Having seen Kretinga‘s sights, you can choose the second route, too. It first takes you to Raguviškiai, which is located in the picturesque valley of the Minija River. From there, it is not far to Budriai, and from there it is a quiet road to the nearby Abakai. There stands the Abakai Lourdes. It was built in 1921 by Kazimieras Navirauskas, in thanksgiving for returning alive from the First World War. A spring reputed to have healing properties flows alongside the grotto and chapel.
Abakai is located near Kartena. And it is well-known for the Kartena hill-fort. If you can believe legends, this hill-fort was built up by stubborn Samogitians who were at war with the Swedes and the Russians. Based on archaeological digs, a castle on the Kartena hill-fort was built in the 8th–9th centuries not by the Samogitians, but by the Curonians. Those who make the effort to climb to the top of the hill-fort are rewarded with a marvellous panoramic view of the Kartena vicinity.
From Kartena, the road takes you to Kūlupėnai, known for its strawberries, and next comes Nasrėnai, with the museum of the birthplace of Bishop Motiejus Valančius. An 18th century barn is preserved there. An ethnographic exhibition acquaints visitors with the housewife‘s working area, the room where a girl would sleep, a storage room for household items, and the grain storage area. In the farmhouse, you can get an idea of how Bishop Valančius himself lived. Events at the museum include readings of Samogitian texts and theatre performances, and, oddly enough, here you can see perhaps not the only, but at least one of the first sculptures in Lithuania dedicated to the humble potato.
The road winding past the museum shows you the way, past scenic Skaudaliai, and from there you have to go to Kalnalis. The Church of Saint Lawrence, where the future Bishop Valančius was baptised, is located in the small village, as is an observation tower. From Kalnalis, a cyclist-pedestrian path takes you to Imbarė hill-fort. The Curonian castle that stood there in the 10th–13th centuries was an administrative and economic centre of the land of Ceklis. How the hill-fort may have looked when buildings stood on it is visualised in the Kretinga Museum. The Imbarė castle was so important that it even competed with Apuolė castle, and the system of streets discovered in the settlement at the foot of the castle suggests that in the Middle Ages the Imbarė site had the characteristics associated with a town.
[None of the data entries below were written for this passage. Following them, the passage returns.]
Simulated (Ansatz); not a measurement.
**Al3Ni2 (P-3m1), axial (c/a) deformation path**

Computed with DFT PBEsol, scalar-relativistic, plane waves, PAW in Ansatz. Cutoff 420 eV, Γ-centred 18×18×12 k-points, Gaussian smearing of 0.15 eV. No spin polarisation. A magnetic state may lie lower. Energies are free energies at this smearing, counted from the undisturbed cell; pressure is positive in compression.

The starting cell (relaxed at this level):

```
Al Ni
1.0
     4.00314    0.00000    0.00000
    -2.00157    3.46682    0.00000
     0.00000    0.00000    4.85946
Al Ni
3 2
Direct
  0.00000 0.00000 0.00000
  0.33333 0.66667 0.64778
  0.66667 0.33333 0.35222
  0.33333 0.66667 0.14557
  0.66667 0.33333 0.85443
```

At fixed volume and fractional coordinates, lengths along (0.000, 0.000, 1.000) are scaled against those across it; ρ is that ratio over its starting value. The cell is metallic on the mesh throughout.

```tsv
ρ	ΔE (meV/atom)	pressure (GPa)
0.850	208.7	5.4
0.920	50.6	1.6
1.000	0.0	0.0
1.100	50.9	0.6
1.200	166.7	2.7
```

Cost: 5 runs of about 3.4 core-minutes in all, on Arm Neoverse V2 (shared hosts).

From the hill-fort, you can go toward Salantai. There, a visitor simply must see the Church of the Assumption of the Most Blessed Virgin Mary and the Salantai city park, or, put another way, manor park. Only basements remain from the manor house, but the park built in the 19th century enchants with its beauty even today. The romantic-minded are drawn by the winding paths and tree-shaded benches, while nature-lovers may be drawn to a chestnut tree growing in the park, with the largest trunk in Lithuania, boasting a girth of almost 5 metres. On summer evenings, you can see bats maneuvering in the air as they hunt. The manor park is their home.